The pope wrote to Henry III, king of England, urging him to press on his subjects the necessity of punishing the Khwarizmians. But the spirit of crusading raged more strongly in France than in any other country of the West; and it revived in all its fierceness of piety and chivalry in Louis IX. Agreeably to the temper of the times, he had vowed, whilst afflicted by a severe illness, that in case of recovery he would travel to the Holy Land. In the delirium of his fever, he had beheld an engagement between the Christians and the Saracens; the infidels were victorious, and the brave king of a valiant nation fancied it his duty to avenge the defeat. The victories of the Khwarizmians were a realisation of part of his dream, and his preparations had anticipated the decrees of the Lyonese council. This vow was made about the year 1244, according to Nangis and Chronicle of St. Denis, cited in Du Cange’s notes. From the moment of his resolving to go to the Holy Land, St. Louis quitted all pomp of dress; he exchanged his purple for black, a royal for a religious habit. During the crusade he abstained from wearing scarlet, vair, or ermine. The example of the monarch gave efficacy to the laws regarding simplicity of dress, and the lord of Joinville assures us, that, during the whole time he was attending the king on his crusade, he never once saw an embroidered coat of arms. The French barons, however, when resident in Damietta, were less rigid in morality than in dress. The cross was likewise taken by the three royal brothers, the counts of Artois, Poitiers, and Anjou, by the duke of Burgundy, the countess of Flanders, and her two sons, the count of St. Paul, and many other knights.
Sentiments of respect for the king of France were not felt in his country alone; the people of England revered his name, and avowedly in imitation of his example, the bishop of Salisbury, William Longespee, Walter de Lucy, and many other English nobles and gentlemen were crossed. William Longespee was, or feigned himself, poor, and went to Rome to solicit the aid of the pope. He returned to England, and extorted more than a thousand marks from the religious, while the less scrupulous or more powerful earl of Cornwall was insatiable in his avarice, and gained from one archdeacon alone, six hundred pounds. Political circumstances detained St. Louis in France for three years; but the money and troops which he sent to the Holy Land invigorated the hopes of the Latin Christians. The ranks of the military orders were recruited by hired troops and regular knights from the different stations in Europe.

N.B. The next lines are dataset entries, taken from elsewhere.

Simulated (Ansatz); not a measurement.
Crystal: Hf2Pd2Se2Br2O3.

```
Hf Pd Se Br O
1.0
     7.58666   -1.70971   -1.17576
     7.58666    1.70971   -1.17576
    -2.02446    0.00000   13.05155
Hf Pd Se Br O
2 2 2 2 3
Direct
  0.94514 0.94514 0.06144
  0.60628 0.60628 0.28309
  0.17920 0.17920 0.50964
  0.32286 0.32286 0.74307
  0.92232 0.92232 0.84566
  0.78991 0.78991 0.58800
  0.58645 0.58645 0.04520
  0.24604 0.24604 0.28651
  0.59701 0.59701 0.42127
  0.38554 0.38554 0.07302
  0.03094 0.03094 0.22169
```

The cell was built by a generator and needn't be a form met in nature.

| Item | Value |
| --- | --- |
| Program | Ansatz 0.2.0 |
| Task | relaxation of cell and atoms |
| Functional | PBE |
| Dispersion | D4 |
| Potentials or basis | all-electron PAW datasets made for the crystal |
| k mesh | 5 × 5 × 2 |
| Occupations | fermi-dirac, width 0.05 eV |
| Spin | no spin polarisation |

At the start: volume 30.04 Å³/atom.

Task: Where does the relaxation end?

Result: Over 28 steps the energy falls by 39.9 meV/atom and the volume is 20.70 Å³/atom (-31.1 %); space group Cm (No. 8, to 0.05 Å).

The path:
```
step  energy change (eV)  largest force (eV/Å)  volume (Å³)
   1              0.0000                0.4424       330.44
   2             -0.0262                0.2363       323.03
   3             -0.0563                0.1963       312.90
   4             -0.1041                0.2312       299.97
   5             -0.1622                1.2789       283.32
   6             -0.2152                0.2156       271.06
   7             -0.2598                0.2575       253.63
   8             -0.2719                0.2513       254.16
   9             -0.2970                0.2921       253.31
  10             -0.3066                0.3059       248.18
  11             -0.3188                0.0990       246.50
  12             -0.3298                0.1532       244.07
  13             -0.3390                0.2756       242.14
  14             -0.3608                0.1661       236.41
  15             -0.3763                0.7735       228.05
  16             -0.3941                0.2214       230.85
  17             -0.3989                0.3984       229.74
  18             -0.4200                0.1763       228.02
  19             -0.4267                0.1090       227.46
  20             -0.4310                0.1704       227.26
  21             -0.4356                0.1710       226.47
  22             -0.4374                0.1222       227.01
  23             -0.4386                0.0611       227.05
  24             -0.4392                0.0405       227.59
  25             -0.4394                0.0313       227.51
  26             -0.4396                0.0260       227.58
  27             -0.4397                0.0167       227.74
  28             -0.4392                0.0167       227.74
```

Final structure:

On the 12th of June, 1248, Louis, attended by his three brothers, went to the abbey of St. Denis, and received from the pope’s legate the oriflamme, the alms’ purse, and pilgrim’s staff. He sailed from France at the end of August, and arrived in September at Cyprus, the appointed rendezvous for his barons and their vassals. The king remained eight months in Cyprus, employed in organising his troops, in works of piety, and particularly in healing the breaches in charity between the military orders. The Venetians and other people assisted the French with provisions; on one occasion the supplies of the emperor Frederick preserved the army, and the grateful king implored the pope to absolve a man who had been benevolent to the soldiers of the church. The ambassadors of a Tatarian prince appeared before Louis, offering their master’s aid to root the Saracens and pagans out of the Holy Land. The king sent a magnificent present to his ally, in order to bribe him to become a Christian. Two black monks, who understood the Arabic language, were charged with the missionary office, and their eloquence and embroidered representation of some of the mysteries of Christianity were to effect the conversion of the Scythian savage and his court. In the spring of the year 1249, the soldiers of Louis were mustered, and his ships prepared for sea; fifty thousand men formed his military force, and eighteen hundred was the number of his transports, palendars, and store ships. They set sail for Egypt; a storm separated the fleet, and the royal division, in which were nearly three thousand knights and their men-at-arms, arrived off Damietta.